Convert the audio via Fourier transform into the component frequencies over time. If you want to create a video go ahead, but it would be better to feed the spectral data directly into the neural net.

Reversing the process is a little easier using additive synthesis.

Ask if this isn’t clear to you.

ADDED: If you’d like some other more technical ideas for NetEncoders for audio read this excellent paper from Wolfram:

1 Like

Thanks for this, yeah, after spending last night reading things of same nature I finally starting to see some light : ) for example discovered Fourier transform for the first time : )

Keeping in mind that I’m not programmer and far from being too technical, however understand how digital sound and synthesis works quite well.

The problem for me that no one provides „ready made“ solution with user friendly interface, everything has to be coded.
Another thing is - most of the usages of audio with neural networks related to voice recognition and analysis, some „auto„ sound synthesis, utilitarian things… haven’t seen examples of using it with „artistic goals“ in mind.

So I’ll learn this text tonight and if you wouldn’t mind, ask you things I don’t understand. Still believe this field is quite new and have to be used by artists.

Yeah cool! Will learn how this were done!

Interesting to experiment with it in a more „delicate“ way … like for example, extract some “fundamentals” of ethnic music of a special kind (like Eskimos music or Japanese) and generate midi data based on that analysis to create electronic music with our synths.

Again lack of ready solutions scares me, since I’m not a programmer at all.

Uhm, so I could also not really think of anything else besides fourier transform. Or actually getting a spectrogram – rather than a spectrum – from your audio source.

You kinda want to keep the visualization as lossless as possible, since you want to reconstruct the audio back at some point.

Are there no spectrogram makers online that do this? Google spits out a few results, but I haven‘t tested how reliable these are of course.

What does your AI person say to this?

1 Like

Yeah, you don’t even need to use audio as the input data. It’d be much easier, and possibly more effective, to analyse MIDI data based on recordings of the music you mentioned.

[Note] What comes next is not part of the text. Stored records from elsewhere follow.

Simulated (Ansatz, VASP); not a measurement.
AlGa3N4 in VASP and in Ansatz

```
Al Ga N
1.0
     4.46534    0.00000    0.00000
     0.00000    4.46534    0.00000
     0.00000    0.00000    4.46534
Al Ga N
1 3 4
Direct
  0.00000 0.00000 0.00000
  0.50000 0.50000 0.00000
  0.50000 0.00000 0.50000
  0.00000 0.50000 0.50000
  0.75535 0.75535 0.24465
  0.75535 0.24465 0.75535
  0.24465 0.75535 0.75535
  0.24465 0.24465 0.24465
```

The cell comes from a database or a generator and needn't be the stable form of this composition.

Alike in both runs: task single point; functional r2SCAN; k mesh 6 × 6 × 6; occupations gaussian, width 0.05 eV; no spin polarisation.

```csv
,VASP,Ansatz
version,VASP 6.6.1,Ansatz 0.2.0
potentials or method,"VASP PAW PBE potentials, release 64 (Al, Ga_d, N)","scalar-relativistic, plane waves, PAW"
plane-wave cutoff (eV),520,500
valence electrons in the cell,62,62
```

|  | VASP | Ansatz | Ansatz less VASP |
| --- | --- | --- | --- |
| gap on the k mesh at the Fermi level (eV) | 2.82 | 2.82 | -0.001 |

If you don’t mind starting small, it really isn’t hard to get into music-related programming. For the longest time I avoided it because I thought I couldn’t “get” it, but really, it’s just another set of tools that you learn to manipulate in order to get what you want. AI frameworks are a bit of a different thing that I haven’t touched yet, but a lot of the time these things are more about setting parameters than having to think about any of the low-level stuff (again though, I don’t know anything about AI stuff yet, so I may be wrong).

Plus, it has the added benefit of discoveries along the way potentially being more interesting than your original idea.

1 Like

He’s actually very focused on his algorithms (and for good reason - they are really nice, visually results are amazing, he’s one of the top visual artists here, started like 30 years ago… ) and he doesn’t want to rewrite codes or modify his workflow to make it audio friendly, I believe it is not a simple task, more like starting from the scratch.

So basically he says - if you want to process audio with my algorithms, you have to provide your data in a visual format, it’s the only way. And no guaranties that it will be something useful at the end.

Anyways, since I’ve started to learn about AI and NN related to audio, I started to see that there’s a lot more to do than what we’re discussing here… So maybe I could find other paths. But the idea is the same - use AI and NN to analyze audio and morph between different models, process acoustic sounds, create sounds and pieces based on analyzation of other sounds and music pieces…